The Connected Factory: Standards are Starting to Stick

The Connected Factory: Standards are Starting to Stick

The Connected Factory: Standards are Starting to Stick

Original Content Written By: Bernd Müller from LAPP

According to Oliver Riedel, professor at the Institute for Control Engineering of Machine Tools and Manufacturing Units (ISW) at the University of Stuttgart, data networks in factories need to be fast, standardized and real-time capable.

Yet there is still much to be done before this can be achieved. As the leading manufacturer of cables, LAPP is gearing up for change.

The Internet has reached the factory. Controls, drives, sensors, and machines are all networked, exchanging data ceaselessly. Data volumes and interconnectedness, from the sensor to the cloud, will continue to skyrocket.

Traditional IT services, such as business or logistics software, are part of this networking phenomenon. And yet the infrastructure for data exchange used in many companies is stubbornly defying this trend towards interconnection.

Outdated individual networks with separate software and infrastructure dominate here. Every level of the automation pyramid, from the management level right down to the field level, functions with its own infrastructure and separate protocols.

“The many different networks here will merge together,” says Oliver Riedel, adding: “The automation pyramid will gradually disintegrate as a result.”

Instead of hierarchical communication structures in automation, the professor from the ISW at the University of Stuttgart expects flexible hierarchies in which cyber-physical systems exchange data with each other, with corporate IT systems and with the cloud via a dense network.

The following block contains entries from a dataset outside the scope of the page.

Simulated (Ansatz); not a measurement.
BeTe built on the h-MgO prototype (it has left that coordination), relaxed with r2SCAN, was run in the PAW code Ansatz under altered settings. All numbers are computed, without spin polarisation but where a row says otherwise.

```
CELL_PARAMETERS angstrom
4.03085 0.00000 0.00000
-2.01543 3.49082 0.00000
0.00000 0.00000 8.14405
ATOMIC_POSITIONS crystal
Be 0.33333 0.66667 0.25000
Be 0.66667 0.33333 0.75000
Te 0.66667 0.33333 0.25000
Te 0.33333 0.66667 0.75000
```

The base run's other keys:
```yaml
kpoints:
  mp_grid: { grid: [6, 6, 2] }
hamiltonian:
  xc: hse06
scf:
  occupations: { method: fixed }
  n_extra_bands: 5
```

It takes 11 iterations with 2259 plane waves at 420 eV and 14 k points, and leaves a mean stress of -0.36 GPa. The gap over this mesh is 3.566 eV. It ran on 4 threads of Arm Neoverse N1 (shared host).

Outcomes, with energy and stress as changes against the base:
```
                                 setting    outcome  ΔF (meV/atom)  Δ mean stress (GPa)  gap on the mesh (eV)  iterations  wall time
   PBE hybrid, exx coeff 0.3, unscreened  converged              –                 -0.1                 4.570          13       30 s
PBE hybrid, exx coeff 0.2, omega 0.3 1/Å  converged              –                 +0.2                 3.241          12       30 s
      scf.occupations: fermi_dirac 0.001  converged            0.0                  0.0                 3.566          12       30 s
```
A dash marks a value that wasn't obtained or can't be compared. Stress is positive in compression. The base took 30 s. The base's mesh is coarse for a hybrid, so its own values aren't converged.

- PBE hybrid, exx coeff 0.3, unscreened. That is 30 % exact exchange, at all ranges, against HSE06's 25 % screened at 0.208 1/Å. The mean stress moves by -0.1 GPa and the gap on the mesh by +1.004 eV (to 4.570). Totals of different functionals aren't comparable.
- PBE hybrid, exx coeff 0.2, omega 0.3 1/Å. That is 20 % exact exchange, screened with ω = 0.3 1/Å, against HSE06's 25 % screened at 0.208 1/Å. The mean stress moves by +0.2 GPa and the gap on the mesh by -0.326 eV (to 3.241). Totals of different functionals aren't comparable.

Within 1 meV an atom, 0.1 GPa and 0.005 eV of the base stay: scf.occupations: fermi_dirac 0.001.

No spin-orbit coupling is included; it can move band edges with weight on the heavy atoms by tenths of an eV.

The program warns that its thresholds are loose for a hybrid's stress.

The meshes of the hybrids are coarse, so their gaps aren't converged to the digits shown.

A proliferation of standards

The current proliferation of communication standards poses a major obstacle to this goal. And yet the Ethernet standard (IEEE 802.3), which has really taken off since the early 2000s, has been networking PCs for decades and is known for being very fast and reliable.

However, this standard does not apply to factories because many suppliers have “bent” Ethernet over time, and there are now a dozen versions on the market that are not automatically compatible with the others.

And there are many more fieldbus standards, including Profibus, Modbus, and CC-Link, which as a whole still comprise almost half of installations.

This jumble is caused by many suppliers of automation components, who, in an effort to guarantee steady revenue for many years to come, attempt to force their customers into using proprietary standards. But what has failed to work on the public Internet will also not be successful within the walls of a factory.

Nowadays, users require general, open standards that allow barrier-free data flow for all areas and functions of a company. It is inevitable that the many networking standards will eventually converge into one overarching standard.

Another important communication requirement in automation, especially at the field level, is the ability to transmit data in real time. It doesn’t matter if a website loads half a second faster or slower when clicking on a link in a web browser.

But in automation, it all comes down to the millisecond, sometimes even the microsecond. Ethernet-based networks can currently only do this to a certain extent, as Ethernet works with random-access protocols and large packets (so-called frames), and is therefore not real-time capable per se.

Real-time capable with TSN

One solution would be Time-Sensitive Networking (TSN), a future standard based on a proposal by the Ethernet working group. Its main benefit is that it does not come from the field of automation, but from audio/video bridging, so it has met with fewer challenges and competitive backlash from automators.

Concert halls have real-time Ethernet so that the multitude of speakers can play the audio signals from various microphones unfailingly and without sound delay. Delays of just a few milliseconds between audio channels would cause echoes.

In terms of automation, TSN would have a number of benefits as a solution based on network convergence. All participants in a TSN network are time-synchronized, so they perform the right action at precisely the right time.

TSN has various traffic classes with different time slots to enable data to be prioritized by bandwidth and fidelity. Important information that must not be delayed gets higher priority as bandwidth and time slots are reserved for this.

TSN will be a standardized expansion of, and 100% compatible with, Ethernet. TSN cannot yet be purchased in many products, but the first devices and early adopters are out there.

OPC-UA gives new meaning to data

TSN ensures that data gets to where it needs to be just in time. But it does not contain any information on what this data means. There is a second standard to handle this: OPC-UA, a communication protocol for exchanging data between cyber-physical systems.

OPC-UA is now accepted as a de facto standard in communications for Industry 4.0. The problem is it is not real-time capable, but experts from the ISW in Stuttgart are already working on this with standardization committees.

“Communication is no longer a unique selling point,” says Oliver Riedel. “Those trying to fight against TSN or OPC-UA and continuing with proprietary solutions will probably not be able to stick it out for long.”

Security, in other words defending against cyber attacks, is another topic currently under discussion. Excellent solutions for safety, i.e. protecting employees, are already in place.

For example, machine operators need to be able to rely on the machine stopping immediately when the red emergency stop button is pressed.

This type of command has top priority in TSN. Given the attributes described here, TSN has the potential to solve the issue of the “Babylonian confusion of tongues” in industrial data communication.